Events are generally characterized by occurring at a particular point in time. When an event is raised, other actions can be executed as a consequence. Examples of when events can be raised include changes in the status of an object, such as when a booking is canceled or a new account or account object created. Other interested objects are informed of these situations by events.

In contrast to other object-oriented programming languages, the event concept in ABAP Objects is an integral component of the language itself. Using the statement EVENTS, objects can contain declared events as a part of their interface, and raise them using RAISE EVENT. Using the addition FOR EVENT of the statement METHODS, other objects can also contain event handlers and therefore are able to react appropriately to an event. An object that raises an event does not make any assumptions about which objects handle it (and how many) and how this is done. This means that the event concept represents a separation between the caller and the handler, and this must be clearly distinguished from concepts that uses callback routines (where only one object responds in a predefined manner). In a regular method call, a method can be called by any number of consumers, while the raising of an event can lead to any number of event handlers being called. The trigger and the handler are not associated until runtime. In a regular method call, the calling program determines the methods that it wants to call and these methods must exist. In the case of events, the handler determines the events to which it wants to respond. There does not have to be a handler method registered for every event.

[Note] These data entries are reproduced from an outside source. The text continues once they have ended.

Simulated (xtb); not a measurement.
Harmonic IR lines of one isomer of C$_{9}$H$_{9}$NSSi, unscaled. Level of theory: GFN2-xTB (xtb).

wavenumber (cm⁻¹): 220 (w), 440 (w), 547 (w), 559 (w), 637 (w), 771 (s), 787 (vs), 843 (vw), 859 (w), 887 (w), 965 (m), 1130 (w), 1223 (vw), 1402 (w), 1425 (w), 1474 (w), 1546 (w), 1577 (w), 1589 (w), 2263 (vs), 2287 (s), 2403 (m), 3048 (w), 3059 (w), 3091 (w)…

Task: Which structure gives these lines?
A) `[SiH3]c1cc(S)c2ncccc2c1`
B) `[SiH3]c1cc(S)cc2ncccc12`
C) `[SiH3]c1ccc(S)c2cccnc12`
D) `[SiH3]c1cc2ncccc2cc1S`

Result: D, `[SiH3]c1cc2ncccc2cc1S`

An event handler in an object defines statically which events of which classes the object can handle. Before an object can react to relevant events, its event handlers must be registered dynamically for the events of other objects using the statement SET HANDLER. One object can be registered for the events of multiple other objects at the same time. This registration can be revoked at any time by consumers of the object or by the object itself. All registered event handlers are currently executed synchronously. This means that they are executed after the statement RAISE EVENT and before the next statement. This also applies to events that are raised during the handling of other events.

If an object raises an event during the execution of a method, each appropriate registered event handler method is called, and the raising method can pass parameters. If multiple event handlers are registered for one event, they are called sequentially in an undefined order.

Event handlers can also be called directly. There can be two reasons for this: either an event handler must handle an event without being registered or must simulate the raising of an event.

Events can have output parameters which are defined in the same way as those of methods. An event handler can pass exactly these output parameters as input parameters, always using pass by value. In addition, there is always an implicit parameter called sender, which contains a reference to the raising object. The event handler uses this reference to access this object.